Free-agency roundup 2.0

O.J. Mayo would give the Bucks some much-needed offense, but is he worth the price tag? Kevin Jairaj/US Presswire

Five days into free agency, more deal agreements and rumored transactions are being reported around the league. While everyone expected the market to halt until this summer's biggest domino (Dwight Howard) fell, several teams have acted proactively to secure lower-level free agents before the impending frenzy among the losers of the Howard sweepstakes.

On Wednesday, I broke down five possible deals that took shape over the first three days of free agency. Below is a roundup of five deals consummated in the past two days. Remember, nothing is signed on paper until at least July 10, so any agreed-upon deal is tentative in nature at best.

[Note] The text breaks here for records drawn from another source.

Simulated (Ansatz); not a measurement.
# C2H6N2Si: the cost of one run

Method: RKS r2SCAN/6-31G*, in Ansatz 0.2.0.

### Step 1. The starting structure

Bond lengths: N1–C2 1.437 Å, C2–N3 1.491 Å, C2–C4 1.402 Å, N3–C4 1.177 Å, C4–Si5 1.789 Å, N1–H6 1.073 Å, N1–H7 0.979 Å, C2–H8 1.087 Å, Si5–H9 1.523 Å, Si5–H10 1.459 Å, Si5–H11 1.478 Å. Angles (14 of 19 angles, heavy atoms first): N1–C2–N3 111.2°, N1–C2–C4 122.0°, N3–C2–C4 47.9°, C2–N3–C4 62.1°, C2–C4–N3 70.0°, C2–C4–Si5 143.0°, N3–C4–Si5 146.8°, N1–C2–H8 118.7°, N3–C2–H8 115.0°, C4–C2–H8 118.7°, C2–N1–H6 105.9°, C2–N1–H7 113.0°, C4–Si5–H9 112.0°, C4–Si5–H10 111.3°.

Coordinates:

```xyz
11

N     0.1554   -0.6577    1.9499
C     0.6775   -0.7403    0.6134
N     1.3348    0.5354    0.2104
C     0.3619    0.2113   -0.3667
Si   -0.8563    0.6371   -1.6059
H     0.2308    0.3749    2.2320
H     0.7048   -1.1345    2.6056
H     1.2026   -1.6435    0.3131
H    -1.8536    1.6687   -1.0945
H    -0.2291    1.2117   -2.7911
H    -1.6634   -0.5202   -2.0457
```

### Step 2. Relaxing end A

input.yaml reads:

Transaction: O.J. Mayo to Milwaukee Bucks
Terms: 4 years, unknown salary

WHY IT WORKS: The Bucks are on the verge of losing their entire backcourt, with the departure of J.J. Redick and both Brandon Jennings and Monta Ellis searching elsewhere for lucrative deals. Milwaukee has been run like a Ponzi scheme these past few years, trading assets for players who end up leaving shortly thereafter, and adding an established scorer like Mayo would bring some stability to a franchise in flux. Mayo had a career year from an efficiency standpoint and could give a boost to the Bucks' anemic offense, which has struggled the past few seasons.

WHY IT DOESN'T: Milwaukee has made a habit of giving too much money to the wrong free agents, and this move falls into this pattern. We can safely assume that if Mayo is agreeing to sign in Milwaukee, he's not giving the friendly discount. Based on free-agent signings of other guards like Redick ($27 million over four years) and Kevin Martin ($30 million over four years), Mayo will be demanding somewhere in the $30 million range, a huge commitment to a player who will not be able to change the franchise's fortunes single-handedly.

VERDICT: Tough to judge without a dollar amount, but this is the kind of low-efficiency deal that Milwaukee has pursued in recent years, with limited success.